For a lot of our customers, their first introduction to pentesting is a vulnerability scan from BHIS. This is after talking to the testers, of course, and setting up rules of engagement, sharing which hosts are within scope, and talking over how we, as testers here at BHIS, can best help secure their environment. But still – this is the first time the rubber meets the road, and it can make people understandably nervous. What is a scan, anyway? Will it crash things? Do we need to run it at night or on a weekend? We field a lot of these questions, and this post is here to help you get an idea of why we do these scans and what you can expect. Make sure you’re comfortable, and let’s get started.

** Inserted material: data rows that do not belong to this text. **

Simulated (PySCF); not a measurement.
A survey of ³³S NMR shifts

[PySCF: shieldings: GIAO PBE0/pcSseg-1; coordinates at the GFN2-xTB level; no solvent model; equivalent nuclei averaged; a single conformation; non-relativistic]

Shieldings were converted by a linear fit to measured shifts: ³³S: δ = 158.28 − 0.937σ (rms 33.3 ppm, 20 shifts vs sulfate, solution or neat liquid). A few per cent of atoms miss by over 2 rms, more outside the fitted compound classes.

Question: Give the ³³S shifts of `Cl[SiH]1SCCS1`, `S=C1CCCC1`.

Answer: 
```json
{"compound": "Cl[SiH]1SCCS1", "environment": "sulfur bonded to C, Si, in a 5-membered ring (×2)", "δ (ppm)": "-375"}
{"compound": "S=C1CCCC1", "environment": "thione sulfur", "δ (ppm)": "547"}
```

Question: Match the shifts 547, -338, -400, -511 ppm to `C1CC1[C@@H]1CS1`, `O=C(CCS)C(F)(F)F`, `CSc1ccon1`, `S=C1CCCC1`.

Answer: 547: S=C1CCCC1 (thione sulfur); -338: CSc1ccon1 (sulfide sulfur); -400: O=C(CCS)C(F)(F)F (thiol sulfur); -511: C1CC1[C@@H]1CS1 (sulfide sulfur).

First, an intro to vulnerability scans. As you may have noticed from our new homepage redesign at https://www.blackhillsinfosec.com/, we frequently compare penetration tests to climbing a mountain, with our ultimate objective – the “crown jewels” of an organization – at the top. You can climb a mountain by just walking up to it and starting, of course, but you’re probably going to have a rough time of it, frequently making it part way up before you realize you’ve taken a bad route, climbing back down, and starting over. In this world, a vulnerability scan is a map of the mountain – not a perfect one, but better than nothing. Using this map, the testers here at BHIS can be your adventure guides – we can plan routes up, make sure to fully explore the mountain, find hidden crevices and caves, and do it all much faster than if we were to just start climbing.
Here at BHIS, we generally use Nessus for our scans. A quick skim through the Nessus propaganda gives you some idea of why – Tenable (the company behind Nessus) claims that over 24,000 organizations around the world use Nessus, and I believe them. When we launch scans, we do so with a finely-tuned policy based on the PCI standard scan, the same one used by thousands upon thousands of others – they’re called PCI standards for a reason. What does this mean for you? It means you’re not going to have anything weird slamming your network. No DoS attacks, no bruteforcing passwords, and so on. We like to get creative in our tests, but an automated vulnerability scan is not the place to do it. Creativity is for humans. Sorry, robots.
I asked the testers at BHIS for their most out-there Nessus stories, and got very little despite decades of cumulative experience regularly running these scans. The short of it is that anything that Nessus breaks must be so fragile that you should reconsider it being on your production network at all.
Here’s what John has to say, after hundreds of tests over many years:
Testers, please share a list of any system/service that crashed in a test.
I will start.
1. Killed a switch in 2003.
2. Submitted emails… Lots of emails to some open contact email page. This has happened on a number of different customers. It is also not specific to Nessus, but to any web scanner/crawler.
3. Um… Ahh… Might be getting old…..
I did hear a couple of stories along the lines of, “Well, we hit the customer with a scan and they had their monitoring set up to alert on so many things that the SOC lit up like the 4th of July and the alert traffic brought down their network.” That’s certainly bad, but also… if your IDS is set that aggressively, I mostly feel bad for the analysts who have to sift through all that noise. This is a vulnerability in itself, and a good one to know about!
Other than that, everything we know is hearsay. I’ve heard legends of printers spewing page after page with cryptic packets printed on them (rumors that anyone who reads the pages in their entirety gains eldritch networking powers are entirely unfounded), or of SCADA systems crashing, but nobody at BHIS has seen this firsthand. The closest we got was David Fletcher, who told a story of HID physical access controllers on a production network which stopped responding to the connected card readers after being scanned and needed to be rebooted. It turned out, though, that these same controllers had default hard-coded credentials which couldn’t be changed and cached the last read from each connected card reader on their web interface, which allowed anyone to impersonate anyone else by just grabbing these cached scans.
These are the sorts of issues we see – if Nessus breaks it, it’s a good sign that something is very, very wrong. We tune our Nessus scan policy to avoid these issues (ignoring printers, skipping SCADA systems), and I want to underscore that despite decades of combined experience running these scans, here at BHIS we very rarely see anything break because of a scan.
At the end of the day, BHIS is here to help you secure the mountain that is your organization, and the map generated by Nessus is a great help to us (and you!) in doing so. We can work without it, but we’ll be climbing blind, and a lot slower because of it. If you have any concerns about scanning your network, just chat with your tester about it – we’ve seen a lot, and it’s our job to guide you through your test, whether it’s your first or your hundredth.